From 17 June, this revered landmark will function as a platform of a different sort – it will be the landscape on which an augmented reality will take place. 15 Stations is no ordinary static exhibit. Within its magnificent façade, the station lies derelict, bearing little clues of the many stories that it used to stage. But it will be revived with the help of a smartphone.
Directed by Noorlinah Mohamed and written by Christopher Fok, this rather intruiging project is an augmented reality tour comprising of three parts: a historical route exploring the past, a route adapted from an actual love story, and a third what-if future created by students who knew not what the station meant to than older generation of Singaporeans.
“The railway station is a symbolic vestige or memory site of a time when Singapore was part of Malaya. That was an empire that Singapore eventually left in 1965 to eke out its own future and direction,” said Noorlinah. “As a memory site, Tanjong Pagar Railway Station also holds many stories; a witness to the different milestones of nation building. And it has a peculiar position – owned and managed by the Malaysian government but situated in Singapore. It is a significant historical site.”
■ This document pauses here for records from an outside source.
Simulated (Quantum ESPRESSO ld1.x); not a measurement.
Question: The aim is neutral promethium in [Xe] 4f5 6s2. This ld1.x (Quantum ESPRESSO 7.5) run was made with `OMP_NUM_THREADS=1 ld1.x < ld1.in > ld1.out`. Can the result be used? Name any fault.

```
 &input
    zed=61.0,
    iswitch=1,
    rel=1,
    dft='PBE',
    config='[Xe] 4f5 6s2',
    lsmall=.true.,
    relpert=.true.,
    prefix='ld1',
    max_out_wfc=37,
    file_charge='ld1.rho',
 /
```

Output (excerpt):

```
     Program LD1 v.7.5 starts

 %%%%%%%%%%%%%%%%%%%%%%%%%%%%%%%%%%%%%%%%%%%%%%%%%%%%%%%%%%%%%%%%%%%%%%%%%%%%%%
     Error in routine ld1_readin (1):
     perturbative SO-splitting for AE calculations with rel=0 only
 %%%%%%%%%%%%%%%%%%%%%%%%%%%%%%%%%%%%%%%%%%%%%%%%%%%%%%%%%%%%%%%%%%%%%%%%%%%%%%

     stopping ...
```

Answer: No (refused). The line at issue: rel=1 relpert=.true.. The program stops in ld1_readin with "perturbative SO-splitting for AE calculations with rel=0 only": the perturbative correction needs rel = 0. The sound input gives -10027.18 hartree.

The exhibit draws upon archived historical materials as well as animation to tell its story as you make your way around the station. The bare, dilapidated walls now carry a symbolic remnant of the history – in the form of QR codes and other triggers, revealing its intimate stories through the pixels of your phone.
The use of AR was fundamental to the ethos of 15 Stations: Noorlinah is fascinated by both the concept of memory being unstable and ephemeral, and the idea of interaction between site and object as triggers of memory; AR was a natural fit. “With AR, reality melds with the virtual. And like memory, AR is highly unpredictable and dependent on trackable sources to set it off.”
Working with AR proved to be a challenge for Noorlinah and her team. “Augmented Reality is not new but when made to work in an exploratory and creative environment, you need time to manage the various surprises you are faced with, such as the need to schedule repeated testing. And if you work with 3D or environmental markers, you’d need to test under different weather conditions,” she mused.
But after four months of work, the app has been fine tuned to perform reliably, day or night. Developing the app alone had cost S$46,000 and did not factor in the work done at the station itself.

One of their biggest challenges: making it work, rain or shine
The installation at the station has been broken down into three routes that have a narrative of their own, depicting the relationship between the station and those who have passed, and will pass through its doors. Collectively, they depict the central theme of 15 Stations: Reflect, Connect, and Imagine.
“Because when you have history, you cannot stay in it. You have to move on,” explains Noorlinah. “History is told through the gradation of a ‘moving on’ phase. You need to know where you are moving off from, before you know where you’re going to. So there is a trajectory of the past, the interim of connecting, and the future – Reflect, Connect, and Imagine.”
The theme of Reflect is represented by a historical account of the station. Filled with many archived photographs that are not readily available for public viewing, this route will appeal to history buffs or people who would like a rare, intimate retelling of the station’s story.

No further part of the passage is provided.